My next attempt is to minimize the execution of the read statement by deleting the do statement when reading the array. However, due to limited time, I couldn't test the effectiveness of this modification.
Here are some additional information.
If I execute a search or copy a file with an explorer such as nautilus while running a parallel program, nautilus does not respond or the running program raise sigbus. In severe cases, I wasn't able to connect the VNC server with stale file handle errors.
I use OpenMPI 2.1.1, GNU Fortran 4.9.4.
I compile the program with following
$OPENMPIHOME/bin/mpif90 -mcmodel=large -fmax-stack-var-size-64 -cpp -O3 $SOURCE -o $EXE
I execute the program with following in gnome terminal
$OPENMPIHOME/bin/mpirun -np $NP -x $LD_LIBRARY_PATH --hostfile $HOSTFILE $EXE
The cluster is said to be running commercial software like FLUENT without problems.
Summing up the above, my personal suspicion is that the storage of the cluster is dismounted due to the excessive disk I/O generated by my code, but I don't know if this makes sense because I have no cluster knowledge.
If yes, I wonder if there is a way to minimize the disk I/O, if it is enough to proceed with the vectorized I/O mentioned above, or if there is an additional part.
I would appreciate it if you could tell me anything about the problem.
Thanks in advance.
!!!
I wrote an example code. As mentioned above, it may not be easy to reproduce because the occurrence varies depending on the machine.
PROGRAM BUSWRITE
IMPLICIT NONE
INTEGER, PARAMETER :: ISIZE1 = 10000, ISIZE2 = 20000, ISIZE3 = 30000
DOUBLE PRECISION, ALLOCATABLE :: ARRAY1(:), ARRAY2(:), ARRAY3(:)
INTEGER :: I
INTEGER :: I1, I2, I3
CHARACTER*3 CPUNUM
INCLUDE 'mpif.h'
INTEGER ISTATUS(MPI_STATUS_SIZE)
INTEGER :: IERR, NPES, MYPE
CALL MPI_INIT(IERR)
CALL MPI_COMM_SIZE(MPI_COMM_WORLD,NPES,IERR)

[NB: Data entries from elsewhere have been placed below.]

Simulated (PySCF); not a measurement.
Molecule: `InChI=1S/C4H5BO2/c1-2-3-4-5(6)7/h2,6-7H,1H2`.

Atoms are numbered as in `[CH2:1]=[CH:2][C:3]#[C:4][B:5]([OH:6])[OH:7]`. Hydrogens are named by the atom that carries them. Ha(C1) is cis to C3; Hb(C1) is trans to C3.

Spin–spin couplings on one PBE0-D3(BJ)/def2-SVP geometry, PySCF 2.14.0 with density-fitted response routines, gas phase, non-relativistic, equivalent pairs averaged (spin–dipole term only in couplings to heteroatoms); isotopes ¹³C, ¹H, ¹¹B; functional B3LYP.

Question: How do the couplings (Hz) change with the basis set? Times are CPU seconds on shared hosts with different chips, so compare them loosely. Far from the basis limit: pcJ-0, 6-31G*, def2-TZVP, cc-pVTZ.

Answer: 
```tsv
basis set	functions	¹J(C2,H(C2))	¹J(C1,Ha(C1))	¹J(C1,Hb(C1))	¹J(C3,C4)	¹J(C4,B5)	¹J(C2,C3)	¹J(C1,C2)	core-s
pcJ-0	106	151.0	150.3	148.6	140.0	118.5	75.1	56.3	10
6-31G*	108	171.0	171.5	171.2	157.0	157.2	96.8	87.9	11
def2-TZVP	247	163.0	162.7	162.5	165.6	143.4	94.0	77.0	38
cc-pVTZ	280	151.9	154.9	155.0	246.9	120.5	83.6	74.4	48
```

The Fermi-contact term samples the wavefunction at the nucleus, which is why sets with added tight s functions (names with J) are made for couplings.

CALL MPI_COMM_RANK(MPI_COMM_WORLD,MYPE,IERR)
I1=MOD(MYPE/100,10)+48
I2=MOD(MYPE/10 ,10)+48
I3=MOD(MYPE ,10)+48
CPUNUM=CHAR(I1)//CHAR(I2)//CHAR(I3)
OPEN(11, FILE=CPUNUM//'.DAT', FORM='UNFORMATTED')
ALLOCATE(ARRAY1(ISIZE1))
ALLOCATE(ARRAY2(ISIZE2))
ALLOCATE(ARRAY3(ISIZE3))
DO I = 1, ISIZE1
ARRAY1(I) = I
WRITE(11) ARRAY1(I)
ENDDO
DO I = 1, ISIZE2
ARRAY2(I) = I**2
WRITE(11) ARRAY2(I)
ENDDO
DO I = 1, ISIZE3
ARRAY3(I) = I**3
WRITE(11) ARRAY3(I)
ENDDO
CLOSE(11)
CALL MPI_FINALIZE(IERR)
END PROGRAM
mpif90 -ffree-line-length-0 ./buswrite.f90 -o ./buswrite
mpirun -np 32 ./buswrite
I've got 32 000.DAT ~ 031.DAT
PROGRAM BUSREAD
IMPLICIT NONE
INTEGER, PARAMETER :: ISIZE1 = 10000, ISIZE2 = 20000, ISIZE3 = 30000
DOUBLE PRECISION, ALLOCATABLE :: ARRAY1(:), ARRAY2(:), ARRAY3(:)
INTEGER :: I
INTEGER :: I1, I2, I3
CHARACTER*3 CPUNUM
INCLUDE 'mpif.h'
INTEGER ISTATUS(MPI_STATUS_SIZE)
INTEGER :: IERR, NPES, MYPE
CALL MPI_INIT(IERR)
CALL MPI_COMM_SIZE(MPI_COMM_WORLD,NPES,IERR)
CALL MPI_COMM_RANK(MPI_COMM_WORLD,MYPE,IERR)
I1=MOD(MYPE/100,10)+48
I2=MOD(MYPE/10 ,10)+48
I3=MOD(MYPE ,10)+48
CPUNUM=CHAR(I1)//CHAR(I2)//CHAR(I3)
OPEN(11, FILE=CPUNUM//'.DAT', FORM='UNFORMATTED')
ALLOCATE(ARRAY1(ISIZE1))
ALLOCATE(ARRAY2(ISIZE2))
ALLOCATE(ARRAY3(ISIZE3))
DO I = 1, ISIZE1
READ(11) ARRAY1(I)
IF(ARRAY1(I).NE.I) STOP
ENDDO
DO I = 1, ISIZE2
READ(11) ARRAY2(I)
IF(ARRAY2(I).NE.I**2) STOP
ENDDO
DO I = 1, ISIZE3
READ(11) ARRAY3(I)
IF(ARRAY3(I).NE.I**3) STOP
ENDDO
CLOSE(11)
CALL MPI_BARRIER(MPI_COMM_WORLD,IERR)
IF(MYPE.EQ.0) WRITE(*,*) 'GOOD'
CALL MPI_FINALIZE(IERR)
END PROGRAM
mpif90 -ffree-line-length-0 ./busread.f90 -o ./busread
mpirun -np 32 ./busread
I've got 'GOOD' output text from terminal as expected, but the machine in question is terminated with a sigbus error while running busread.
The issue was not observed after a device reboot. Even though I ran 4 programs at the same time under the same conditions, no problem occurred. In addition, other teams that used the device also had similar problems, which were resolved after reboot. The conclusion is a bit ridiculous, but if there are any people experiencing similar problems, I would like to summarize it as follows.
If your program terminates abnormally due to a memory error (like sigbus and sigsegv) while reading or writing a file, you can check the following.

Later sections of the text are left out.